And the biggest part of doing that bit, the data preparation part, is finding these pieces of data. And we’ve done that. We do that really, really fast, like a hundred times faster than anything else we’ve tested. This object listing sounds like it’s really deep in the weeds, but that’s how fast we find the data. And data scientists are doing it all the time. 

So I think when people focus on checkpointing, it’s for a marketing reason. And actually what we’re trying to do is work out firstly where people are spending their time and where storage is a bottleneck, and data is a bottleneck. And we find in the data preparation cycle, we think of this as ingest, preparation, training and inference.

It’s in the data preparation cycle actually where objects storage is mostly used because you tend to get images and stuff coming into object stores, satellite data, microscope data tend to go to an object store.

The challenge there for the data scientist is munging that data at massive scale using things like Spark, like Hadoop. They’re basically preparing their data, creating these datasets ready for training. And the biggest problem there is finding that stuff, and that’s object listing. 

The second one is time to first byte. Third one is puts and gets per second, fourth one is actually throughput. So fourth in the list of importance is the throughput of the objects in this case. 

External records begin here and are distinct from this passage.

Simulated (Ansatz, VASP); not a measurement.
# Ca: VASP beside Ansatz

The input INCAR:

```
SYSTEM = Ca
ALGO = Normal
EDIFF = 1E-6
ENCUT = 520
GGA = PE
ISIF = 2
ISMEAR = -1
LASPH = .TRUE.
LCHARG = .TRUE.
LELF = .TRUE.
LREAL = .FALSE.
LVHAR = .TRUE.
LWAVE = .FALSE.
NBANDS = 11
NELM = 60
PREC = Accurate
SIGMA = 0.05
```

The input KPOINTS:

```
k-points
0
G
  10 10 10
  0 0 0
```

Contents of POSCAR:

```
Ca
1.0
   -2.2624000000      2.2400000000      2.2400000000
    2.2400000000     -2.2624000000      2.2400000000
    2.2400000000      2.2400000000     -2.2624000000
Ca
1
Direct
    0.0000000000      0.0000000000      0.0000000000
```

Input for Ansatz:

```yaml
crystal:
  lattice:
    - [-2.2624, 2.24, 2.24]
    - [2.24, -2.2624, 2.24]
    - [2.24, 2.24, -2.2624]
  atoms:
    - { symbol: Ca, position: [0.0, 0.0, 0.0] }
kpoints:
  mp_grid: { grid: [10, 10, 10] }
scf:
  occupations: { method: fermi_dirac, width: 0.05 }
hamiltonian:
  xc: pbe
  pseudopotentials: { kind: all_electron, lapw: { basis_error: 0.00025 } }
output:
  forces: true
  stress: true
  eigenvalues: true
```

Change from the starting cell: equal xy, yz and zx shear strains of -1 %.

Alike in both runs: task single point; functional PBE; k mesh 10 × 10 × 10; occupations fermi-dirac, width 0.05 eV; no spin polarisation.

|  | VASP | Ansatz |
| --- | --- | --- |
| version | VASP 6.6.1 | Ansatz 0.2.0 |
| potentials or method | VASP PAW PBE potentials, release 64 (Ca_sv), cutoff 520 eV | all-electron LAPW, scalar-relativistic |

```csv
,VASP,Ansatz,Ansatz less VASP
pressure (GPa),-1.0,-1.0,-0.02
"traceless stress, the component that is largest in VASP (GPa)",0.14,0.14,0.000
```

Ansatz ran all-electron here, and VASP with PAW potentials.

Blocks & Files: Regarding the object listing; I’m moderately familiar with trying to find a particular file in a billion file/folder infrastructure with tree walks being involved and so on and so forth. But you obviously don’t have a file-folder structure with object, yet you’ve got this absolutely massive metadata problem. Could be just a simple flat space or is it partitioned up somehow? Do you parallelize the search of that space?

James Coomer: It is massively paralellized, but also, it’s a multi-protocol data plane. So even though we are exposing an object store first, we’re not an object store. 

It’s actually a key-value (KV) store underneath. It’s a KV store with a certain data structure. And we chose this particular KV store because it’s really fast at managing commits and renders as we call them or reads. 

So it’s writes and reads, but small things and big things, and we do a lot of this stuff in a very intelligent way. The log structuring is done very intelligently, so we don’t need a write buffer that other people need and those kind of things. But the point is, think about your knowledge of file systems and blocks and kind of modify writes. That’s nothing to do with what we’re doing. Nothing. Even though we are going to present a file system and an object store and an SQL database and a block store at this key-value store, there’s none of that traditional file system construct built into the backend of what we’re doing and how we’re laying this data out. 

So we can index data and create parallel indexes of the metadata of all the objects, and we can basically cache these indexes and then query them in parallel like you would a parallel database, like something like Cassandra. The same kind of architecture that Cassandra uses is a similar approach to how we’re allowing people to access and search the metadata associated with the objects.

Blocks & Files: When you were talking about an underlying key value store with object on top of it, and I believe you just mentioned file systems on top of it as well. Then you could stick a block system on top of it if you wanted.

James Coomer: Exactly. Completely. So the KV store is here and we just expose the KV store through different protocols. So we expose it now through a containerized set of services, exposing it as S3. it’s a really thin layer. The S3 is really thin. 

Then we can do the same. We’d expose the same key KV pairs, which are basically hosting the data and metadata, as file, as block, as an SQL database. All of these different things can be exposed very efficiently from a KV store. And they’re all peers, right? There’s nothing static. They’re all peers to each other, these different services, and they’re all just exposing the same underlying scalable KV store, which can hold tiny things and big things, millions and billions of pieces of tiny metadata or a small number of terabyte size objects equally efficiently.

We do it all in software. You don’t need any special storage class memory, anything like that. It’s all software, all scalable, super fast and very, very simple. We’ve done a better architectural job than others in building this underlying scalable data plane with this KV store to suit the different characteristics of block versus SQL versus S3 versus file.